Investors have been hearing for some time now about the hordes of cash being stashed on U.S. corporate balance sheets. In a recent column, The Wall Street Journal’s Jason Zweig explains a big part of why the cash stockpiles are so high — and why that cash might not be benefiting investors anytime soon.
“U.S. companies are taxed at up to 35% when they bring home the earnings generated through the operations of their overseas subsidiaries,” Zweig writes. “They get a credit for any taxes paid to foreign governments — but, since the corporate-tax rate in the U.S. is one of the world’s highest, most companies are in no rush to bring the money back onshore. By keeping those earnings abroad, U.S. companies can indefinitely defer their day of reckoning with the IRS. That can put firms in the peculiar position of having tons of cash offshore that they might need but can’t use at home without taking a tax hit.”
Zweig says the U.S. is the only major country that employs such taxation tactics. And, he says, one study has found that companies’ efforts to avoid the repatriation tax often end up making companies less efficient. Companies are continuing to build up cash outside of the U.S., while at the same time borrowing large sums within the U.S., since interest rates are so low. “Investors should remember that a big chunk of cash on the balance sheet may look tempting but isn’t necessarily there for the taking,” Zweig says.
John Mauldin says markets are overreacting to the turbulence in the Middle East. Mauldin tells Bloomberg that Libya is not a major oil provider for the U.S., and that “in the grand scheme of things all of this will pass”. He also says the unrest could actually have the odd effect of helping balance the U.S. fiscal deficit.
David Dreman says stocks are generally cheap, but he’s still expecting that the U.S. will be jolted by a “really major dose of inflation” at some point down the line.
“I’m not talking about at present — this could be two, three years out,” Dreman tells Forbes.com. “But I think we’re going to have a really major dose of inflation. Will it get as bad as it was from 1977 to 1981? That horrendous period of inflation saw prices go up, on average, something like 9% a year? I don’t think we’ll get up there. But I think we might have some pretty major inflation ahead. That has major implications for both the stock and the bond market.”
Dreman says he’s structuring his portfolios with that in mind. “Again, it’s a few years out, but we might have some pretty serious inflation,” he says. “Stocks are one of the best places to be.” Dreman says history shows that stocks do well during inflationary periods. “They dip when you first see inflation hit,” he says. “That’s happened numerous times here. And it actually happened in a lot of other countries that had hyper inflation. But then the markets start moving up again.”
Yale Economist Robert Shiller says he’s more worried about the housing market than colleague Karl Case. Shiller, who told reporters that he sees a “substantial” chance that real home prices will drop another 15% to 25%, discusses his outlook on Bloomberg. Shiller also talks about the broader economy, and says that the turmoil in the Middle East adds to the chance of a double-dip recession.

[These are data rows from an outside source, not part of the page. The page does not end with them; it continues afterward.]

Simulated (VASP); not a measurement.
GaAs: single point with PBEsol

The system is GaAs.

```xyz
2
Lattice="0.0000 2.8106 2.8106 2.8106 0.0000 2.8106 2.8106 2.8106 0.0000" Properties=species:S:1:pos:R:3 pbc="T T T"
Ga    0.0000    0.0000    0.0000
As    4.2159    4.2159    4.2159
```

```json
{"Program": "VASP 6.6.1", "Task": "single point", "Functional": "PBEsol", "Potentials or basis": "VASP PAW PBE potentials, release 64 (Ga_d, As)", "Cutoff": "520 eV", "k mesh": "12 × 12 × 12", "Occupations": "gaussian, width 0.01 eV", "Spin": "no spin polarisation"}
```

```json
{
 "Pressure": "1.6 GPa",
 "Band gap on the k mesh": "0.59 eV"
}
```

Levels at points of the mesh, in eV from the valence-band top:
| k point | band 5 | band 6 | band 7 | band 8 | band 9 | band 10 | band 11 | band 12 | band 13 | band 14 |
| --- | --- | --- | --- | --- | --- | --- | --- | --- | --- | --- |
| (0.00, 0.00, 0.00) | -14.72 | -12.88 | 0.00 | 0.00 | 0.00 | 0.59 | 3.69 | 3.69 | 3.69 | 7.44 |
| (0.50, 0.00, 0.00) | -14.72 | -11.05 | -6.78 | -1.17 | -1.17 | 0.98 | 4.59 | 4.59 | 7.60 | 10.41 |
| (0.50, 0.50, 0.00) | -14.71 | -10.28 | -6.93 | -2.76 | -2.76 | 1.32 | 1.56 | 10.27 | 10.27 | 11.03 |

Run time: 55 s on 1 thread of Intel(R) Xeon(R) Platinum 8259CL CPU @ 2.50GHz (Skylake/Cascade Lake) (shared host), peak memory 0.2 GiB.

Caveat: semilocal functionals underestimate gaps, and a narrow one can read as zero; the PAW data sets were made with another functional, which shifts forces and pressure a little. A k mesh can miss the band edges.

While the market is up close to 100% over its March 2009 low, top value manager Donald Yacktman says he’s still finding bargains.
“We have bought Apollo Group — a private universities company — and H&R Block, which does tax preparation work in the US,” Yacktman tells the Financial News. “While the market is a lot higher than it was two years ago, it is unique to see so many large profitable companies selling as cheaply as they are.”
Yacktman’s new purchases have something in common: “They were all cheap,” Yacktman explained, adding, “We very, very rarely sell on a price decline. It’s almost always after a rise in price.”
Each week, we take a look at which stocks John Reese’s Validea.com Guru Strategy computer models have newfound interest in, and which they have soured on. Here’s a look at some of the stocks John’s strategies have upgraded or downgraded today.
Karl Case, co-creator of the S&P/Case-Shiller housing indices, talks about the recent housing data with Bloomberg. Case says it now appears the upturn in the housing market last year was a result of government subsidies. He discusses the factors impacting the market, and says that, while the market has been struggling, there are signs that sentiment is improving.